Redefining the baseline: reasonable efforts, family preservation, and parenting foster children in New York.

AuthorBonagura, Rebecca

Adolescents in New York's foster care system are having children at higher rates and at younger ages than other teens. As one of the largest municipal foster care systems in the United States, New York City's Administration for Children's Services (ACS) is grappling with the challenge of responding to the particular needs of young parents who are raising children within the state foster care system (whom this article will refer to as parenting wards), (1) rather than within an extended family.

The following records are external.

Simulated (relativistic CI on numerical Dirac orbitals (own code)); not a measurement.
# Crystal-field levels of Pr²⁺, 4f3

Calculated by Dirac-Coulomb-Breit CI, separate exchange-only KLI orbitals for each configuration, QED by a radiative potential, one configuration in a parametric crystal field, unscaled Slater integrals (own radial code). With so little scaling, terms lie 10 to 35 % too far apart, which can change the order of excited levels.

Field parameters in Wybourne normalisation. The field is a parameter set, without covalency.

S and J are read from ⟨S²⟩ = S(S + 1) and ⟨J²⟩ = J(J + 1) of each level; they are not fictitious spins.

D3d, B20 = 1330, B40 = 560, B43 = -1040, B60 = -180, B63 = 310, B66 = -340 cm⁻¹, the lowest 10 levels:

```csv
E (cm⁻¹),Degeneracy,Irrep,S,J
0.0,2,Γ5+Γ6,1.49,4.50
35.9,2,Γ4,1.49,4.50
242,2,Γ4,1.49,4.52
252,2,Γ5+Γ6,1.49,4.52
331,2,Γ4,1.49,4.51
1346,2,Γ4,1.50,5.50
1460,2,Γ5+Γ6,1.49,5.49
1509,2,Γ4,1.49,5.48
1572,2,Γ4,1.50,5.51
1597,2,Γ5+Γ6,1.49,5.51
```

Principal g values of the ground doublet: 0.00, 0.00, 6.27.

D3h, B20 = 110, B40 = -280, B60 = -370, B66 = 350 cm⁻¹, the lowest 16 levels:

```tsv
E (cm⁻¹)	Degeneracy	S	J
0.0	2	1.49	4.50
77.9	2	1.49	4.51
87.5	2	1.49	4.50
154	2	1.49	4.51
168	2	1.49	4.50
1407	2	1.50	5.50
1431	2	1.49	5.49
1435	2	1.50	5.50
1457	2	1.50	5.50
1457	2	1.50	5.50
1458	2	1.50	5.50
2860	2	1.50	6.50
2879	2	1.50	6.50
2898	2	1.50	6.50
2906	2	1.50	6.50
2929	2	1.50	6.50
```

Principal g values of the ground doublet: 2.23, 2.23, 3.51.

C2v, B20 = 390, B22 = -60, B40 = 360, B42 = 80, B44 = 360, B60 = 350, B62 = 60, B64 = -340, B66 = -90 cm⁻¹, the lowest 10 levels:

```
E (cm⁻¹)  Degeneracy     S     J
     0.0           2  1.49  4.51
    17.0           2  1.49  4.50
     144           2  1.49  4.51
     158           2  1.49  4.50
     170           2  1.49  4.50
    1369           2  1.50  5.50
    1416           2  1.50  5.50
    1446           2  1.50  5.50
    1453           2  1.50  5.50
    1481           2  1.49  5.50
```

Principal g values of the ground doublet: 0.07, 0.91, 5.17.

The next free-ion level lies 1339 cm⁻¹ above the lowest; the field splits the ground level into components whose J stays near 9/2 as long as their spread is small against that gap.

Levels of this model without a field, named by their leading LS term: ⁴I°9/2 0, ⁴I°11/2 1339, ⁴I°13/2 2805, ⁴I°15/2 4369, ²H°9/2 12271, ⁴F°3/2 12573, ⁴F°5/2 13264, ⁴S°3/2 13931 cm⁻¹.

Although New York does not track either the number of foster children who are parents (2) or the age of respondents to removal petitions, the office of the Public Advocate for the City of New York has reported that one in every six girls in foster care in New York City is either pregnant or parenting, a statistic that is likely an underestimate. (3) The high frequency of parenting among teens in the foster care system is representative of national trends. (4) Teen girls in foster care are two and a half times more likely to become pregnant before their nineteenth birthdays than teens that are not in foster care. (5) Parents under eighteen years old are also more likely to be charged with child abuse or neglect than those who wait until they are older to have children, and they are more likely to have their children removed by the state. (6) The complicated reality behind these numbers is that because of state failure to provide the placements, services, and support necessary to function successfully as a family, parenting wards and their children are often denied the opportunity to remain together. This failure is avoidable. The state should articulate and implement the idea that, as the caretaker of foster children and the enforcer of child welfare laws, it has a heightened duty to families of parenting wards before and after removal proceedings begin.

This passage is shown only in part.